Tuesday, August 13, 2013

My Most Self-Indulgent Post Ever

Having a blog means never having to say you're sorry. I've been going through an old folder on a computer and looking at stuff I wrote over the years. I came across this list.

I don't know what to do with this list. It's a list of things that give me what Coca-Cola executives (regarding their nostalgic marketing) call "the warm fuzzies". I've wondered whether I can work it into a poem or an article or-- well, goodness knows what.

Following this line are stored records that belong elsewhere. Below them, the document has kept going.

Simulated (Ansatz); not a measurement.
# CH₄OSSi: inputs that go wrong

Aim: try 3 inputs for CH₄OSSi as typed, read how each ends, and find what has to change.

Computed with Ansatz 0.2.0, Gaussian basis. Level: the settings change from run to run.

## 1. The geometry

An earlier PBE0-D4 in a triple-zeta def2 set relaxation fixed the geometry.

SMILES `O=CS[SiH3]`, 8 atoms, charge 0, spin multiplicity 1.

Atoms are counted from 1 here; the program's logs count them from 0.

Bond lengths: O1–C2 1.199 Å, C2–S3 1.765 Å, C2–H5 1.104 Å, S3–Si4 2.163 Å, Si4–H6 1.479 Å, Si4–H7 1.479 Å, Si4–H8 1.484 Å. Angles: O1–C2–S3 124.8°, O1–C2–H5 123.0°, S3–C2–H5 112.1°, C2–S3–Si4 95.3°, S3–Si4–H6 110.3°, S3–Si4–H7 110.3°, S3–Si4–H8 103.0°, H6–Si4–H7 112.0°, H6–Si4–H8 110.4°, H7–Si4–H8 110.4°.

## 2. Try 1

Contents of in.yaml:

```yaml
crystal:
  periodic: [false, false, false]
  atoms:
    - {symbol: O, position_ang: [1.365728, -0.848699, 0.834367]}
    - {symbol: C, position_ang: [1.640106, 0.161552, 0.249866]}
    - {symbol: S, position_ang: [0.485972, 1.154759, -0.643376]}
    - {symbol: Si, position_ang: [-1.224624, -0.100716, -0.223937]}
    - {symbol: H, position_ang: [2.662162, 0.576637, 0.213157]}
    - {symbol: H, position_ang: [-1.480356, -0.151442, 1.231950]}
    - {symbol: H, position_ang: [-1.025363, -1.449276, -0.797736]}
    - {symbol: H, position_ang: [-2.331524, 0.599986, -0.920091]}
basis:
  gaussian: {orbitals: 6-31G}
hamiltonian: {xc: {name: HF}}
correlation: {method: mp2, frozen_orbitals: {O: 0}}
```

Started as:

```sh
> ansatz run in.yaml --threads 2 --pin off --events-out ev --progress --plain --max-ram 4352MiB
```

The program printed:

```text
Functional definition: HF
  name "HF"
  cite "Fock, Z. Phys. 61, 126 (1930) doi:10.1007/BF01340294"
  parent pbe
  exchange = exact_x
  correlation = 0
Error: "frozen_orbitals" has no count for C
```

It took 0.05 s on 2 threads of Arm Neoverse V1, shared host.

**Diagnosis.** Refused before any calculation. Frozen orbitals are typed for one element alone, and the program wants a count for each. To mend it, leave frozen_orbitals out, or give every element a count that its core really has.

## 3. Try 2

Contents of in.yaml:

I spent a fair amount of time and energy writing it out, a few years back. I remember I decided (being rather addicted to random and mildly strange behaviour) to read it out when meeting some friends at the pub. One gentleman present (who I'd never met before or since) was a German with all the stereotyped Teutonic earnestness of that race. (He is a communist, to boot, which only deepens the earnestness.) I smile when I remember his polite but perplexed expression as I read the list. My other friends were well-acquainted with my whimsical ways and didn't bat an eyelid.

I wasn't kidding, though. I was (and I am) just as earnest after my own fashion.

Here is my list of things that give me the warm fuzzies. (Or rather, the idea of them gives me the warm fuzzies. I have no direct experience of many of them.) Who knows? It might make you smile or cry, "I feel exactly the same way you do!". Here's hoping.

Christmas trees

Christmas decorations

Christmas baubles

Christmas carols

Christmas wrapping paper

The jokes in Christmas crackers

Christmas dinner

Christmas pudding

Decorated Pub Mirrors

Hanging Signs

Ships in Bottles

Snowglobes

Nursery Rhymes

Fairy Tales

Old Wives’ Tales, and the term "old wives' tale"

Playground Songs

Proverbs

Woolly jumpers, especially colourful and chunky woolly jumpers

Artistic Window Displays

Sandwich Men

Sepia (the colour, especially in photographs, but also the word)

Bonfires

Halloween bonfires

Fireworks

Office sweeps

Fireplaces

Big white mugs for tea

Cloth caps

Cardigans

Slippers

Handwritten Signs in Shops, especially when they have spelling errors

Jumble Sales

Coffee Mornings (though I hate attending them)

Trainspotters

Lipstick

Headshawls

Dust motes dancing in air

Seeing out a back window through a front window

Rubber Ducks

Hot Water Bottles

Pyjamas

Gingerbread Men

Charades

"& Sons" in the names of companies

School Uniforms (not in a pervy way, obviously)

Cinema Usherettes (though I've never seen one and doubt they exist anymore)

Round Towers and Greyhounds and Harps on copy books, shop signs, pencil-cases, and so on, as symbols of Ireland

Flags

Bunting

Singing in the Bath (though I don't)

Jukeboxes (though I've never used one)

Peanuts in pubs

Popcorn in cinema (though I don't eat it)

Cigar store Indians

Barber poles

“Licensed to sell beer and malt” etc. on pub signs

Campfire tales

Photo albums

Jokes, especially formulaic jokes

Regional accents

Regional jokes

Movie studio logos

Family jokes

Nicknames

In-jokes

Trade terms

Clockwork toys

CB radio

Trainspotting

Toffee Apples

Ornamental biscuit and sweet tins (Quality Street, Season's Greetings, etc.)

Silhouettes, and the word silhouette

Mythological and Classical names for Restaurants, Entertainment Venues, etc. like the Odeon, the Apollo, etc.

Commonplace Books

Shadow Puppetry

Town Rivalries

Discussions over the Proper Making of Tea

Sitting Down Together for Meals

Hopscotch and All Other Children’s Games

Debating Societies

Amateur Dramatic Societies

Knitting Circles

Sleepovers

The past imperfect

Ballads

Riddles

Pub Debates

Board Games

National Personifications (Uncle Sam, John Bull, Kathleen Ni Houlian)

National symbols (leprechauns, bulldogs)

House Names

Vehicle Names

Breaking Champagne Bottles over Ships

Names for Occupations, such as Clippies, Gofers, Trolley-boys etc.

So, if you can cobble a view of the world out of all that....well, that would be my philosophy of life, I suppose.